2000s Archive

Camping Confidential

Originally Published December 2004
First his mother taught him that in the forest every cook is a king. Then she learned a more important lesson.

My son was nervous. It was the summer before he entered high school—a school with the time-honored tradition of beginning the year by busing all ninth-graders up to the wilds of New Hampshire, where they would camp out in tents for two weeks. The children were expected to bathe in the cold lake, chop their own firewood, and dig the latrines, the idea being that they would come back individually more grown-up, more mature, and collectively bonded into a class. And everybody had to go: no excuses, no doctor’s notes, no chickening out.

One evening not long before the day of departure, I ran into one of his teachers at the movies. “Is Orlando anxious?” she asked. Well, I admitted, maybe a little. He’s not exactly an outdoorsman. “Then teach him to cook,” she said. “A boy who knows how to cook is king. Some of those all-male squads go the whole two weeks without anything edible because most of them don’t realize you have to cook spaghetti before you put the sauce on it. If Orlando can cook, he’ll never have to split kindling or dig latrines. Plus he’ll be an instant success socially.”
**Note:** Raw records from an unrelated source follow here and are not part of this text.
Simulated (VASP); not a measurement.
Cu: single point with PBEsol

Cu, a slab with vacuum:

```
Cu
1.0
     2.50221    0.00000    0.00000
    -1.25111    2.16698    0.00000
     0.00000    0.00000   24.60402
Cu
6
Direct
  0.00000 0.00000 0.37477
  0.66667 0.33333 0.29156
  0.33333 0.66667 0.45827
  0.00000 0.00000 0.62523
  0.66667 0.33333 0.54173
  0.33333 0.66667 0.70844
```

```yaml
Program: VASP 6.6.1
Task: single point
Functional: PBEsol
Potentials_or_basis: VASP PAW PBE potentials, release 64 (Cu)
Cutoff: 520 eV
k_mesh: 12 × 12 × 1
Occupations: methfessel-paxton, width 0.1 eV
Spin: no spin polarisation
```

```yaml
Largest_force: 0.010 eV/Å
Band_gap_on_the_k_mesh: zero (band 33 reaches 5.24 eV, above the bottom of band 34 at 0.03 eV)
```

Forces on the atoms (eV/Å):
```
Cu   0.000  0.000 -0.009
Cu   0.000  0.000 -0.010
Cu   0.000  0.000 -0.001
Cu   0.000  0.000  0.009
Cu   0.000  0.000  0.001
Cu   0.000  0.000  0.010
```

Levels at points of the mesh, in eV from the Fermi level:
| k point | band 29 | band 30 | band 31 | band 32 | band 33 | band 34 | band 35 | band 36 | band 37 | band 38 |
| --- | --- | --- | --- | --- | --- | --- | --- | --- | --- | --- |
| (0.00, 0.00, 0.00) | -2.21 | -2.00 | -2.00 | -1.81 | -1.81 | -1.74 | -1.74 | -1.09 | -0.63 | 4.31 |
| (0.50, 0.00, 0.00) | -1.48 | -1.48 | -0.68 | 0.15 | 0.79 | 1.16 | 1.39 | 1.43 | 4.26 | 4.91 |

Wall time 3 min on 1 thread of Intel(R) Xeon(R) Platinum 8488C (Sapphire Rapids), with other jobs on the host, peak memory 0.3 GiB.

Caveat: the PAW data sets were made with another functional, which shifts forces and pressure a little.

So we concentrated on cooking. Orlando already had command of certain basics—mixing in the chocolate chips, or dolloping the dough onto the cookie sheet—and as a child he had a very particular pièce de résistance, frozen bananoids, a recipe out of a cookbook for children that involved dipping bananas in melted chocolate, rolling them in nuts, and freezing them.

But man does not live by bananoids alone, especially in the backwoods of New Hampshire. Many of the things he liked to eat either couldn’t be cooked over a bonfire or involved ingredients unlikely to be included in the school’s provisions—pasta with pancetta and fresh mozzarella, say, or that spicy beef with watercress dish they make at his favorite restaurant in Boston’s Chinatown.

Still, there was plenty to learn. The art of the grilled cheese sandwich and the importance of a slice of tomato. Eggs and how to scramble them so they come out with the desired texture, and how to add other things—chopped onions or red peppers or bits of cheese or ham—to make the scramble more interesting. Omelets and their mysteries. How to fry bacon—essential, surely, for that North Woods lumberjack breakfast experience. Beef stew, the basics of the one-pot dinner, baked potatoes.

He learned to cook spaghetti and to tell when it’s done, scalding his fingers over and over as he handled noodles plucked from the boiling water. His father demonstrated how to make a basic tomato sauce, and Orlando watched intently, fascinated by the simple alchemy of sautéing onions in olive oil. He learned to play with seasonings, and he stood over the simmering pot, our newly tall son, adding oregano and basil, but also a pinch of sugar, a shake of cinnamon. Tasting, absorbing, and tasting again. And we attempted to draw wise parental lessons: If you can do that, we told him, you can certainly doctor tomato sauce out of a jar.